Gently Led Sisters
A "Selfish" Life?
I saw a video last night that made me laugh and laugh.
In it, a single, childless woman was talking about how people like me- people who decide to see children as a blessing and have a lot of them- are selfish.
I guess I have "arrived" when it comes to having a big family, because she specifically said, "People who have 8, 10, or 12 kids are just selfish, and that's all there is to it."
Yay, I am officially in the "big family" group.
Selfish? At first my mouth dropped open in disbelief, but then I had to laugh.
I gave up my body for almost two years with each child, when you consider pregnancy and breastfeeding. That's over 16 years of my life where my body has not been my own. I never had a cavity until I started having kids, and my dentist told me that each pregnancy will leech nutrients out of your teeth for the baby. The baby comes first, so your body will deplete what nutrients you have to give to the growing baby.
I have stretch marks.
Having kids permanently changed things about me- my spine, my body composition, my abdomen.
Quite frankly, I'll never be the same physically.
What a selfish thing to do- give up my body like that.
I gave up my sleep. I can't count the number of nights where I had little to no sleep. Either I was awake from restless leg syndrome when pregnant, or endless contractions from prodomal labor, or I was awake with a feverish or puking child. Nights where I paced with a colicky baby. Nights where I gave a feverish child a lukewarm bath, and sometimes I would have to get in the bath to hold said child. Nights where I was on edge, as I watched the fever creep higher and higher into danger zones.
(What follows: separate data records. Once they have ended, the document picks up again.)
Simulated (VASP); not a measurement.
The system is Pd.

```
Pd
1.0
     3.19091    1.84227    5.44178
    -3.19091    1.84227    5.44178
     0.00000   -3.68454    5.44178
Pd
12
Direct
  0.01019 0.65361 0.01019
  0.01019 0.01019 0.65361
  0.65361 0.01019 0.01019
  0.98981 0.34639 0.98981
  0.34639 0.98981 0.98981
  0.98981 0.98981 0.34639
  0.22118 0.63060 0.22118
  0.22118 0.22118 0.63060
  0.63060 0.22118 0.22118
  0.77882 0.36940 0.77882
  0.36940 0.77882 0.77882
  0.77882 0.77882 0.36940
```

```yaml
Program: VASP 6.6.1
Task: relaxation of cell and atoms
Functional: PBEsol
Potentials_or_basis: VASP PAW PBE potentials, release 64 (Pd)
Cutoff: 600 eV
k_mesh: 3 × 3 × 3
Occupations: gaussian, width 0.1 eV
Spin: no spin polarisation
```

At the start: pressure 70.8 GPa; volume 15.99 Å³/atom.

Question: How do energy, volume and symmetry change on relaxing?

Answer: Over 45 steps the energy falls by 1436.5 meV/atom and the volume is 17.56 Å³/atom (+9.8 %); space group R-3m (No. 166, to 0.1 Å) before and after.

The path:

What a selfish thing to do- to give up my sleep like that.
I gave up my time. No longer was I on my own schedule. In fact, for years I have rotated my life around nursing schedules, and sleeping schedules, and eating schedules. I could no longer just leave the house when I wanted. I had to factor in the time it would take to get three littles ready, dressed, fed, and changed before leaving the house. No longer would I be able to grab a coffee whenever I wanted, or call a friend on the phone. My time was not my own. Every single minute of every single day was invested into tiny humans. I had to be five different places at ten different times. I had to fulfill each need- emotional, physically, and developmentally- of little people who have souls, and minds, and heart, and emotions.
What a selfish thing to do- giving up my time.
I gave up my freedom. In every way imaginable. No longer could I travel the way I used to. Traveling was possible, but it got a whole lot harder. My life was not my own anymore. When I decided to bring a baby into the world, followed by another and another and another, I was adding on another 18 years (and beyond) where I was committing to raising that child for the Lord. I can't stop investing my love and attention and devotion and care into kid #6 just because I am tired and worn out. I take this job seriously. I am the best mom for my kids, and they won't raise themselves.
What a selfish thing to do- giving up my freedom.
I gave up sleeping in, fancy vacations, extra money, leisure time, expensive date nights with the husband, (Sometimes Subway is as fancy as it gets, folks!) lavish nights away, new furniture, name brand clothing, and nice things in exchange for a big family.
How selfish of me.
My husband burns the candle at both ends, and I teach 15 hours of piano a week just to bring in a little side income to support our large family. I also homeschool, run the home, and run a ladies' ministry as well. Literally every minute of every day is packed- not because I am bringing in thousands of dollars, but because I am raising a large family.
How incredibly selfish.
Despite all of that- all of the work, the toil, and the day to day struggle that sometimes comes from having a big family- I do reap a lot of rewards.
I get hugs all day long, from the best people on the planet.
I get sloppy kisses.
I get "I love you, Mom!"s said multiple times during the day.
I get cuddles.
I get laughs from the toddlers, and get to hear the cute things they say all day long.
I get handwritten notes, and pictures that are drawn just for me.
I get the joy of watching my adult kids serve the Lord with happiness.
I get to enjoy conversation with my older kids. Kids I consider my friends.
I get to bask, every evening, in the calm of just sitting in my loud, boisterous house, surrounded by the best things in the world- my husband and the incredible humans that we have made together.
I am literally living my dream.
So, if that is selfishness, I will take it.
Call me selfish, but I wouldn't trade this life for any other.